NEW DELHI // Fears are growing that India’s agricultural ouput will be hit and food prices rise even further this year after one of the driest first months of the monsoon in a more than a century.
A good monsoon is crucial to prime minister Narendra Modi being able to boost economic growth, a key pledge of his electoral campaign that swept him to power in May.
However, last month saw a 43 per cent deficit in rainfall across the country, the India Meteorological Department (IMD) reported, making it the third-driest June since 1901.
The monsoon is also more than 10 days late in India’s northern and western states, where much of the country’s wheat and vegetables are grown.
In some districts of Gujarat state the rains have been as much as 90 per cent below average. Mumbai, the capital of Maharashtra state, should have started to receive its annual lashings of rain more than a week ago, but continues to remain humid and largely dry.
Even in Kerala, the state where the monsoon makes landfall on the subcontinent, the rainfall this June has been about 24 per cent below average.
However, the IMD has forecast an improvement in coming days.
“The revival of the monsoons should happen in the first week of July, and there should be good rains,” Medha Khole, the IMD deputy director, said on Monday.
“The monsoon current will pick up in the next two to three days” and should cover the country within the week, he said.
A late spurt of rain may still redeem this monsoon. In 1926, for example, the shortfall in rain in June stood at 48 per cent. But the rain in subsequent months compensated, and the monsoon ended with seven per cent surplus rainfall.
Last year, the monsoon sped across India, reaching the north nearly two weeks ahead of schedule. On average, India receives 163.5 millimetres of rain in June.

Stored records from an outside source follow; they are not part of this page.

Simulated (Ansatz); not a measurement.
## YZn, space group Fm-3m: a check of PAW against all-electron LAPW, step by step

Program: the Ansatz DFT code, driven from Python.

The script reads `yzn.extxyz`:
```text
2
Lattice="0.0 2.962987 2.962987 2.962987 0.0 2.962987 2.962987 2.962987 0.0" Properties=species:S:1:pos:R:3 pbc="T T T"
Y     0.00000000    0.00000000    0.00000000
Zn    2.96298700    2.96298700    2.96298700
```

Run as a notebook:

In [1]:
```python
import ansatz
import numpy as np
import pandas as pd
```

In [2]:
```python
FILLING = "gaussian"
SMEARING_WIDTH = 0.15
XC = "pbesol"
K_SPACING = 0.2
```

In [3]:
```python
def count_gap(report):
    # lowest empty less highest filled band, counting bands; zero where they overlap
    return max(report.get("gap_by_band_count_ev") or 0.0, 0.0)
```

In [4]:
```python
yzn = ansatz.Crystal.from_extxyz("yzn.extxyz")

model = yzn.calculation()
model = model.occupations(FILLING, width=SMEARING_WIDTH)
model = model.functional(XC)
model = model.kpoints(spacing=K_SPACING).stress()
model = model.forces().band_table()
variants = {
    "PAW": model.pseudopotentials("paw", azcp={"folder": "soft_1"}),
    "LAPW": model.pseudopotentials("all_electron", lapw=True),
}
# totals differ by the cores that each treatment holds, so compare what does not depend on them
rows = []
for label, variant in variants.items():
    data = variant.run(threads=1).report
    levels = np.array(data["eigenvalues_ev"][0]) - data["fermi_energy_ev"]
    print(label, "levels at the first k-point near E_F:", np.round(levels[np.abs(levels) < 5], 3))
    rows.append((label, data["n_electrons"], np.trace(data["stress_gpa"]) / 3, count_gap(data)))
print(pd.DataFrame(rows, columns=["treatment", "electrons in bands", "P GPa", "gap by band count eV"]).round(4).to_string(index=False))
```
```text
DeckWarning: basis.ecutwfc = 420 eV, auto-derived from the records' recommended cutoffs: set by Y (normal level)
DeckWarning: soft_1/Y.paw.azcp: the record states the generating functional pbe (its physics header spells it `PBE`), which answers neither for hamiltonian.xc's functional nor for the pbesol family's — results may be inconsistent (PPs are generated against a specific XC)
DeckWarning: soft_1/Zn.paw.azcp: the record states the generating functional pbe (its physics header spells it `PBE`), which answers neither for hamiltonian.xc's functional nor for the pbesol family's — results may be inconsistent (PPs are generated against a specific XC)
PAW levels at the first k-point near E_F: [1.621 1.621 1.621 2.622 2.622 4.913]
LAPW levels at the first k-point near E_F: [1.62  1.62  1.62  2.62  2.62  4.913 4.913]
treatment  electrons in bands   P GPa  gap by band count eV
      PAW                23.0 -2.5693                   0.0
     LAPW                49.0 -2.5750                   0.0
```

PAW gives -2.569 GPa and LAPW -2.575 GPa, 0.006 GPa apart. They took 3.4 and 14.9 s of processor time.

In June 2013, it received 216.3 millimetres.
This year, although the monsoon hit India’s southernmost territory, the Andaman and Nicobar Islands, on May 18, two days earlier than expected, its advance stalled in mid-June.
The IMD cited a depression in the Bay of Bengal and a cyclone in the Arabian Sea as factors.
But Jatin Singh, the founder of the New Delhi-based private forecaster Skymet, blamed the El Nino effect, which occurs periodically from the warming of water in the Pacific Ocean.
“Every time the monsoon in India has been significantly below normal, it has been because of the El Nino effect,” Mr Singh said.
Others have blamed the Indian Ocean Dipole, where warmer surface water shifts between the east and west Indian Ocean.
Currently the warmer waters are to the east towards Indonesia, depriving India of warmer, damper air.
The changes in wind patterns produced by El Nino affect rainfall over the subcontinent significantly. When an El Nino effect is in place, the chances of a drought in India are more than 40 per cent.
“The El Nino is set to peak between November and January, as far as we can predict it,” Mr Singh said. “The water in the Pacific is already becoming warmer.”
The delayed monsoon has begun to affect food prices, in an economy that is already witnessing high levels of inflation.
Already in May, retail food inflation rose to 9.6 per cent compared to last year. For dairy products – made out of the milk of cows that are sustained on rain-fed vegetation – the inflation rate in May stood at 11 per cent, when compared to May 2013.
In Maharashtra, India’s biggest onion-growing state retail onion prices are expected to rise to 100 rupees (Dh6.16) from roughly 30-40 rupees a kilogram, as a lack of rain has hit onion farming in the state. The state’s deputy chief minister Ajit Pawar said farmers had sowed virtually no crops amid a “drought-like situation” across Maharashtra.
Non-cereal crops, such as pulses and legumes, will suffer particularly from a lack of rainfall, since these are often grown in fields with unreliable irrigation.
Rice is another water-intensive crop that will suffer from a poor monsoon.
The government is expected to sell 25 per cent of its rice stocks - around 5 million tons - at subsidised rates to ease the crunch.
The livelihood of about 60 per cent india’s population depend on agriculture, which contributes 21 per cent of the country’s GDP. Falling economic growth for the past four years, along with rising food costs, were among the main complaints against the former congress government.
To counter price rises, Mr Modi has directed states to curb hoarding of food commodities such as onions.
He has even threatened legal action against middlemen who stockpile grain and vegetables to force prices up.
“The reported spurt in prices could considerably impact the budget of ordinary public,” the top bureacrat at India’s consumer affairs ministry, Keshav Desiraju, wrote to the chief secretaries of India’s states this week. “So, urgent measures at the state level are required to tackle the situation.”